If you read my post on Bok Choy, here’s a quiz for you: Are beets a warm or cool-season vegetable? A cool-season vegetable, right. Why? Because it’s the root and leaves that we eat. If you were to plant beets (direct seeding in the ground) in January or February, your harvest should be ready in Spring. If you plant in August, you should have a harvest in November/December. So go plant some seeds now. Root vegetables actually do better if you put the seed directly in your garden rather than transplant a seedling.

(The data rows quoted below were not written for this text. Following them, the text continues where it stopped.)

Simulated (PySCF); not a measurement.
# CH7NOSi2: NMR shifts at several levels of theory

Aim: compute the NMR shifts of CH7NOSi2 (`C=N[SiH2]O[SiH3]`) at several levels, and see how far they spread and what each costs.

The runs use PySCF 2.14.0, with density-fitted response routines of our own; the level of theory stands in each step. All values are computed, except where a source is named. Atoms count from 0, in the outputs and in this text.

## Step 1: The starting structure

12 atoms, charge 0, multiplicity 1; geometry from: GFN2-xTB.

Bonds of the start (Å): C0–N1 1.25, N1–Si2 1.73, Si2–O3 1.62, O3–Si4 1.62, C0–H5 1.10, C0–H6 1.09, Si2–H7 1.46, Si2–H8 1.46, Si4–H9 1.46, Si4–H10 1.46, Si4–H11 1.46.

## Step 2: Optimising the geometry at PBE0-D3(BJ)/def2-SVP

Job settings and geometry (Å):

I’ve had mixed luck with beets and I attribute that to several factors. Some years I have excellent yields, others not so good. The picture above, for example, is a beet growing from an old seed I planted last winter. A savvy reader might say, “aha! exactly how old was that seed?” Good question, and I have no idea. Seeds do have a shelf life. I could get into a long talk about the birds and the bees of plant propagation, but I’ll save that for another day. Suffice it to say now, seeds get old. Only buy high-quality seeds, and only the amount you think you’ll use in the current season. That will lower the chance of bad seed germination.
Beet seeds are cheap. My best advice on growing beets is to simply try. Follow the directions on the packet, keep the soil moist, and thin with scissors as they germinate. For some reason, beet seeds are actually a seed ball and send out two to four seedlings per “seed.” That means thinning WILL be necessary. Use scissors (rather than pull so that you don’t pull out the one you want to keep) and cut when the seedlings are a couple of inches tall.
Try planting in different parts of the garden. Just because they are cool-season vegetables doesn’t mean they need any less sun. They like full sun.
I love beet greens almost as much as I like the beets themselves. You can actually cut the little leaves off while the beet is growing and add them to salads. (I think it’s obvious to say that the actual beet needs most of its leaves to keep growing?) I also like experimenting with cylindrical, candy cane stripes, and yellow varieties.
Beets are actually a complicated plant. You can store your harvest for a long time, but you must remove the greens. The greens will steal the water content of the beet if left intact in storage. Clean the leaves well, as they get gritty, and saute in olive oil or put in soups. My kid has been eating beets her whole life, and still likes them well enough. In fact, now that her favorite color is purple, she likes them better than ever.